On the second season finale of The Mandalorian

Spoilers ahead.

Thinking back on this most recent season of the only reason anyone subscribes to Disney+, it’s clear that the final scene we got was really the only way for this season to end. I think I’d dismissed it as a possibility simply because I didn’t think Disney had the balls to do it. Bringing in such a famous, beloved character that adds an unavoidable connection to material the rest of the show has sort of avoided is a huge risk, especially when it requires the sort of anti-aging technology that doesn’t always work great. That character’s impact could also cast a huge shadow over everything else they’ve announced; if you’ll bring him back once, we’re going to expect him to be around more in other things too.

I won’t lie: the room got a little dusty when that single X-Wing approached Moff Gideon’s cruiser. I thought the earlier brawl between Boba Fett and WWE’s Sasha Banks was as Scott-specific fan-service-y as the show could possibly get, but the possibility that Luke fucking Skywalker, young and unburdened by the sequel trilogy’s stupid god damn motherfucking bullshit, was coming to save the day elicited a legit gasp. At first I tried to logic the possibility away. Surely this was a swerve, a tease before the introduction of someone else. Even when that green lightsaber snap-hissed to life I still couldn’t believe it was actually him.

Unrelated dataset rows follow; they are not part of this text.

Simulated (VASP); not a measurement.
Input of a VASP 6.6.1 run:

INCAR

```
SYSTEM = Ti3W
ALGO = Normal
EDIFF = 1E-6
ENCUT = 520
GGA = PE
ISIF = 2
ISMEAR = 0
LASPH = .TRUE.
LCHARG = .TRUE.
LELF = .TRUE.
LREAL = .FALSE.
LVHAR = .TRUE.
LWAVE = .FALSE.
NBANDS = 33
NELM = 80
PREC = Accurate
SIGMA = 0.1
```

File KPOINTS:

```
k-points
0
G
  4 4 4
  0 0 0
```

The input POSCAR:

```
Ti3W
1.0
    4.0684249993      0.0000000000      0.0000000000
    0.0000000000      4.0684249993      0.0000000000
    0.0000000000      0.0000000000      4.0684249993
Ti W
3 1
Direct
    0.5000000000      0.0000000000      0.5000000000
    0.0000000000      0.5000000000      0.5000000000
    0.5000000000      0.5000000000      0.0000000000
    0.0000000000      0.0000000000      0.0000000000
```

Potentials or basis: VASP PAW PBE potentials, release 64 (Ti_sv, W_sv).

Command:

But then the cowl came down and there he was. For those who don’t know, I like most of the Star Wars movies but I loved, loved, loved, loved, loved the Expanded Universe book series. I devoured those things like they were candy all through my teenage years and into my twenties. I called out of work when they killed Chewbacca with a moon and then again when Han and Leia’s son murdered Luke’s wife. And finally, right there on my TV, was the closest approximation we’ll ever get to the Luke of those lost, de-canonized stories: a young Jedi Master fresh off his victory over the Emperor, traveling the galaxy to right wrongs and rebuild the Jedi. So what if the CGI wasn’t perfect. That one scene almost made the rest of 2020 worth it.

Narratively, Luke’s appearance is like dropping a bomb on the whole setting. Who gives a crap about Ahsoka Tano or the Bad Batch or any of the other series they announced this week when it’s established that Luke god damn Skywalker isn’t just hanging out on his couch waiting for Ben Solo to turn into an emo shithead? The creative minds at Disney have to know this, and I’d bet they’re accounting for it in all of the other Star Wars properties they’re working on. As I wrote previously, this new fleet of stories reeks of the Marvel Cinematic Universe’s progression, where a series of smaller standalone movies eventually built to massive team ups in the Avengers films. What better way to replicate that structure than by telling the stories behind the first class of Luke’s new Jedi academy? I betcha Grogu won’t be the last new Force user we run into on Disney+.

The elephant in the room, of course, is in the future, when Kylo Ren slaughters all of Luke’s students before the start of the sequel trilogy. Would Disney really get us all attached to a bunch of new characters just so we can watch them die horribly? There’s a lot of money in it, so why not! I’d do it, but I’m kind of an asshole. And besides, the films – and The Mandalorian itself – already set the precedent that “destroying the Jedi” never really means someone got all of them.

As is always the case with any fictional property, we’ll have to see how this goes. This finale arguably does a lot more for Star Wars in general than it does for The Mandalorian, but that might be alright. Let’s just hope they don’t go overboard and bring back Jar-Jar.